Bitcoin is showing significant growth since the last quarter of 2023, with its price rising from around $25,000 to reaching $64,000 at its higher price in January 2022 before the Bitcoin Halving.
This price movement has triggered many investors to call the crypto market to have its early bull phase, with institutional investors and retail investors collaborating, pushing Bitcoin’s price higher.
Even though the price is going up, there are some questions that are going around, which are why is the Bitcoin Price Rising, and is the market still looking good?
Institutional Investors and Retail Investor Collaborating
The rise of Bitcoin price happened because of the influx volume that the Bitcoin Spot ETF gave through its issuers purchasing Bitcoins in the billions of dollars.
It is recorded that the Bitcoin buying volume itself has reached an average of $200 Million to $600 Million daily, which mostly came from institutional investors buying the ETF.
When an institutional investor buys a Bitcoin Spot ETF share, the issuers need to match that order in Bitcoin, hence why Bitcoin is seeing a large amount of buying volume.
The daily transaction volume itself, including buying and selling volume, reached $7 Billion yesterday, which is a new record since its highest volume during the launch.
Most of these volumes are signs that institutional investors are interested in Bitcoin which has led investors to believe that adoption rate is growing fast.

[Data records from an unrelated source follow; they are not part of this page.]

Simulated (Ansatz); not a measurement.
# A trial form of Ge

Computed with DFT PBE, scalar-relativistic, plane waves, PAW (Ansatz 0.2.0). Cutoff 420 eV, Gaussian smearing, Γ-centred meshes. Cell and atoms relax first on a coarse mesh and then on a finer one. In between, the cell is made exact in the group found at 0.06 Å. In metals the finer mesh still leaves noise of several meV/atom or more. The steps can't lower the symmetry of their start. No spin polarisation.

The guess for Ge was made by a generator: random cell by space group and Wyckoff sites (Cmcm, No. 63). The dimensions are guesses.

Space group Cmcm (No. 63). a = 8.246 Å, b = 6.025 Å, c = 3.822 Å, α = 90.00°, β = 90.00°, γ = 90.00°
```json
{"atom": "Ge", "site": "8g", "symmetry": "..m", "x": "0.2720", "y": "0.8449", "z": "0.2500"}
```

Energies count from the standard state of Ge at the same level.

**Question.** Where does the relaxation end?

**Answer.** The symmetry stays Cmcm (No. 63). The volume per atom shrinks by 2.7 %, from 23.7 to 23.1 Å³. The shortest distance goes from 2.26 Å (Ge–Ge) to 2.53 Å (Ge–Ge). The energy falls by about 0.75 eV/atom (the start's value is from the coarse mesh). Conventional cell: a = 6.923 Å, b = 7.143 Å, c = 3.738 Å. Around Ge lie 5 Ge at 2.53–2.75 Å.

The transaction volume of institutional investors has also been in line with the transaction volume from retail investors and traders.
This creates a narrative that Bitcoin’s institutional and retail investors are collaborating, pushing the market higher.
Looking at the chart above, from Coinglass, it can be seen that traders are also trying to match the volume of spot transactions.
In the futures market alone, the open interest, or the volume that represents how much money is being traded in the Bitcoin futures contract, has reached more than $60,000 excluding the amount of leverages that are being used.
But looking at both graphs above, it can be seen that even though volume has been increasing, the spot and derivative market shows a weakening sign in the last two days, giving hints of a potential price correction in Bitcoin.
Greed is Higher
Also another thing to look at is the Fear and Greed Index which is an index describing the conditions around investors in the crypto market, especially Bitcoin.
When the index reaches extreme greed, usually it is a sign of potential correction ahead because of the market being overheated.
Conversely, when the index reaches extreme fear, it is a sign of potential price gain because the selling pressure has started to fade out and the price is considered cheap for investors to go in.
Looking at the current condition of the index, it can be seen that Bitcoin is standing around Greed condition, which is a potential sign of a correction ahead.
Even though it has not reached extreme greed yet, it is good to be careful when Bitcoin is nearing the 100 value of the index, because usually volatility might be right around the corner.
As Bitcoin’s price usually never goes higher than the previous highs of the bull market before halvings occurred, it is good to keep in mind that Bitcoin’s price is nearing the potential current top and might not go higher in the short term.
So to prepare for the long term, investors and trader need to set their psychological state to not get FOMO’ed into buying or trading Bitcoin especially with too high of a leverage, so that the capital be utilize for the long run.